How 1980s Cork hit rock bottom and bounced back again

“You went from really secure, traditional industries almost overnight to thousands of jobs being lost.,” says journalist Michael Moynihan.

BY THE TIME Michael Moynihan left school in 1985 his native Cork was in chaos. 

The city had enjoyed long-term unemployment, underpinned by employers like Ford, Dunlop and Verolme, yet suddenly found itself in crisis. 

“Guys in my class, their fathers were laid off. So it was very vivid to us,” says the journalist, whose new book Crisis and Comeback: Cork in the Eighties has just been released. 

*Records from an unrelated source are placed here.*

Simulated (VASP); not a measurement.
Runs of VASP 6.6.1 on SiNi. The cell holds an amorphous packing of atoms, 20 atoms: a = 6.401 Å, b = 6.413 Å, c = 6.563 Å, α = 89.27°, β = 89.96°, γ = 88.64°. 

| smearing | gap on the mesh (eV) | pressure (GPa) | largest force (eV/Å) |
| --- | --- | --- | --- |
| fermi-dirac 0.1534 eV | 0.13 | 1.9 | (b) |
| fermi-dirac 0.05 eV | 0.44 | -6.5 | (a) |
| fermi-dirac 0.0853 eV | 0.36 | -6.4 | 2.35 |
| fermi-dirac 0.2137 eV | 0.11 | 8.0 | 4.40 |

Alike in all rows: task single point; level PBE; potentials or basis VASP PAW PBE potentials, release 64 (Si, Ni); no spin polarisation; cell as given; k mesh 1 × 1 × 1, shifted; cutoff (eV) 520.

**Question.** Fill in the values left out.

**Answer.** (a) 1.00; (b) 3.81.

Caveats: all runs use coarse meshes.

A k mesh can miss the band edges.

“Guys would come in white in the face because the bottom had fallen out of their world.”

Despite, as Moynihan puts it, “swaggering” into the decade, Cork’s fortunes reversed rapidly when Ford, Dunlop and Verolme all closed within 18 months of each other. 

Rubber manufacturer Dunlop closed in 1983 leaving 850 men and women out of work. A further 800 people were left unemployed the following July when Ford closed its plant in Cork. 

Another blow struck the city in when Verolme closed its operation at Cork Docks in November 1984. 500 people lost their jobs. 

Until then a bustling centre, the city’s stability began to falter.

“You went from really secure, traditional industries almost overnight to thousands of jobs being lost,” says Moynihan. 

That had a knock-on effect almost impossible to measure within the city.

Dark Chapter

Cork’s breweries also looked set for closure in the mid-80s, the English Market survived two fires and was nearly turned into a car park, flagship shops “took a full broadside”, according to writer and documentarian Cónal Creedon, quoted in Crises and Comeback. 

Woolworth’s, Burtons, Egan’s all closed down. The ESB offices were boarded up. 

In piecing together this dark chapter of Cork’s history Moynihan interviewed people involved in city life “at every level” – factory workers, politicians and artists – to glean a sense of how the city turned eventually turned its fortunes around. 

Inspired by Once in a Great City: A Detroit Story by David Maraniss, Moynihan felt that the US city’s decline was an obvious match for 1980s Cork. 

As the city’s unemployment rates rose, so too did its social unrest as religious hysteria and crime increased. “There was chaos,” says Moynihan. “People were very much lost in the wilderness.”

Uncertainty permeated everyday life. ”At college it became more evident,” says Moynihan.

You’d have a mind on what you were going to do afterwards and you quickly realised there were literally no opportunities in the city.

Yet with a “spiky self-belief”, says Moynihan, coupled with vital tech investment in the form of Apple, which set up in Cork in 1980, the city began its transition into a modern-day hub. 

It is not an exaggeration to suggest that Apple’s choice of Cork as a location for its European factory is one of the most significant decisions made in the history of the state, Moynihan says. 

The US tech giant set up in Holyhill, Cork in 1980 and currently employs nearly 6,000 people. 

Weathering the worst in the 1980s and bouncing back again, Cork finds itself prospering, says Moynihan. “You’d certainly hope that the city is better equipped to deal with that sort of eventuality again.”

Crisis and Comeback: Cork in the Eighties is out now.